I nod. We stick out our chests, shave in the open, shove our hands in our pockets, inspect the recruits and feel ourselves to be stone-age veterans. (3.2)

We feel like Paul and his compatriots are constantly losing a layer of innocence with each event and each experience they endure over the course of the novel. When compared with their selves at the end of the novel, these "stone-age veterans" seem like puppies, young and sprightly.

Chapter 4
Paul Bäumer

Beside us lies a fair-headed recruit in utter terror. He has buried his face in his hands, his helmet has fallen off. I fish hold of it and try to put it back on his head. He looks up, pushes the helmet off and like a child creeps under my arm, his head close to my breast. The little shoulders heave. (4.48)

This new recruit makes us realize just how brave Paul and his compatriots are. If we were thrown into this trench, we would probably do exactly what this young recruit is doing. We are reminded at this moment of just how young these men are.

I don't know whether it's morning or evening. I lie in the pale cradle of the twilight, and listen for the soft words which will come, soft and near – am I crying? I put my hand to my eyes, it is so fantastic; am I a child? (4.43)

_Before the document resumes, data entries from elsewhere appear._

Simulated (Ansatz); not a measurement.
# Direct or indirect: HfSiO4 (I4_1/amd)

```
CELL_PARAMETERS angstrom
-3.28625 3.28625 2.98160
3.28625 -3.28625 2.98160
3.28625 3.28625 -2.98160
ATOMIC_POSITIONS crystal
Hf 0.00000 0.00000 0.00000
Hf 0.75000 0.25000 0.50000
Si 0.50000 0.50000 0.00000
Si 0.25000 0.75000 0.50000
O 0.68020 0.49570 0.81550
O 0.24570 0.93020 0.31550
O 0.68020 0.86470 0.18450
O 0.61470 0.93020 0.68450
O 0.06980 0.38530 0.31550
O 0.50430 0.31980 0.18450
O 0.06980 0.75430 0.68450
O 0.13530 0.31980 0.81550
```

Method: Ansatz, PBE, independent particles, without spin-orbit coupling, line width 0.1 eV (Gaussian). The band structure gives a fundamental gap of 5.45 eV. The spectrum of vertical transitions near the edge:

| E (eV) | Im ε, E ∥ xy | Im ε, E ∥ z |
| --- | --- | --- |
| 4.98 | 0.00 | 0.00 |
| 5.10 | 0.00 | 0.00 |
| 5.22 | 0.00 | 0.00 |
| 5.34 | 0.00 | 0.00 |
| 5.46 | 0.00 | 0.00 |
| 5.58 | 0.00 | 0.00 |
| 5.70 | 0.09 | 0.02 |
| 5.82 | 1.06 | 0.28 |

Sleep is the only thing powerful enough to make the soldiers forget where they are. This is a heartbreaking moment in which the rockets overhead seem almost like fireworks to a newly wakened Paul.

Chapter 5
Paul Bäumer

He is right. We are not youth any longer. We don't want to take the world by storm. We are fleeing. We fly from ourselves. From our life. We were eighteen and had begun to love life and the world; and we had to shoot it to pieces. The first bomb, the first explosion, burst in our hearts. We are cut off from activity, from striving, from progress. We believe in such things no longer, we believe in war. (5.121)

Growing up is very much about striving and dreaming and thinking about the future. Is it that the soldiers no longer "want to take the world by storm," or is it that they have no choice but to believe only in war? What does Paul mean to fly from oneself? What would happen if the soldiers did not fly from themselves?

Chapter 6
Paul Bäumer

We are forlorn like children, and experienced like old men, we are crude and sorrowful and superficial – I believe we are lost. (6.105)

This last line makes us think of the Lost Generation, or the name given to those who came of age during World War I. Earnest Hemingway, F. Scott Fitzgerald, and Gertrude Stein were writers who helped give voice to this generation.